A common problem with no straightforward solution in PostgreSQL, solved with some array trickery… Hope find this useful!
The straightforward and portable solution I would reach for would involve the RANK() or ROW_NUMBER() window functions.
Looks like these are fully supported in Postgres: https://www.postgresql.org/docs/9.1/tutorial-window.html
Even Hive! https://cwiki.apache.org/confluence/display/Hive/LanguageManual+WindowingAndAnalytics
The downside to using RANK/DENSE_RANK/ROW_NUMBER is that they don’t work with group by. As your example below demonstrate, you need to use more than one query and join the results. Another downside, which is probably more significant, is that rank etc. requires a sort. Using max(array) keeps a “running max” in memory dosen’t need any type of sort.
I don’t understand what you mean by saying they don’t work with group by. Window functions have PARTITION BY syntax for evaluating over groups.

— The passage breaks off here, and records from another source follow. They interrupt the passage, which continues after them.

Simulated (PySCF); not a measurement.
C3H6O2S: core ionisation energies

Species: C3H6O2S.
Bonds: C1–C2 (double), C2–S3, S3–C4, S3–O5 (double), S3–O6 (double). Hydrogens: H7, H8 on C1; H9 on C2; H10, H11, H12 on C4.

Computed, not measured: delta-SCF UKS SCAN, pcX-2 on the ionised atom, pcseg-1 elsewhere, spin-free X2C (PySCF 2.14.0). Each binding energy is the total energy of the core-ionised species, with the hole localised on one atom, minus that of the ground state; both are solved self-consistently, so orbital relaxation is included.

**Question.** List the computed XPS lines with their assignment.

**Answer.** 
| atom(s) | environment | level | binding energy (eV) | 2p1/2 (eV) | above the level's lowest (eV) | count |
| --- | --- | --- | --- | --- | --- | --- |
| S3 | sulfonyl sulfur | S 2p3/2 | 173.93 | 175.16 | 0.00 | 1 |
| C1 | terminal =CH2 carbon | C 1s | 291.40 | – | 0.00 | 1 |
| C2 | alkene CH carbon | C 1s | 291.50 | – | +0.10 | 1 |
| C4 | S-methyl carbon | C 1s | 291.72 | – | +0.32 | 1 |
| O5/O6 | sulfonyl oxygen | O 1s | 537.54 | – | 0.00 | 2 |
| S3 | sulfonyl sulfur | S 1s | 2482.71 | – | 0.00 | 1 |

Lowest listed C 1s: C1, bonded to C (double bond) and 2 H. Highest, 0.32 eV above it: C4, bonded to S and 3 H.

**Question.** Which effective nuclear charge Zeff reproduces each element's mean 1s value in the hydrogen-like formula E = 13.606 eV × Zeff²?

You are definitely right that performance could be improved on huge datasets by using your array trick. I would still prefer the window functions unless this query is a prominent bottleneck.
Window functions cannot be used with group by. What you did was to combine the window function with DISTINCT ON, so you essentially calculate the aggregates for the entire set, and then take only the first row.
This is different than how a group by works in the sense that group by applying “reducing” rows to group while computing the aggregates. Window functions operate on the entire set (w/o distinct on you would get duplicate rows).
I’m sorry, now I’m really confused. I did not write DISTINCT ON.
It is a unique way of phrasing it, but if I were to guess, he’s saying: “What you [must have] did [at some point] was to combine the window function with DISTINCT ON [which while similar, has important differences]”
I appreciate the post, especially putting all the DDL in a <details>. I didn’t like how both credit events had the same date, so I put the 50 earlier than the 100.
I write T-SQL mostly; I didn’t know about the distinct on trick, that’s cool. I am trying to get better at PostgreSQL.
This is how I think about & approach the problem, with separate tables, row_number() & CTEs: db-fiddle.
Thanks, I just realized I accidentally put the same date on two records. Good catch!
The downside (and upside) to using row number is that it makes it harder to add other aggregates. I just added a bit about comments I got from readers with my thoughts on them.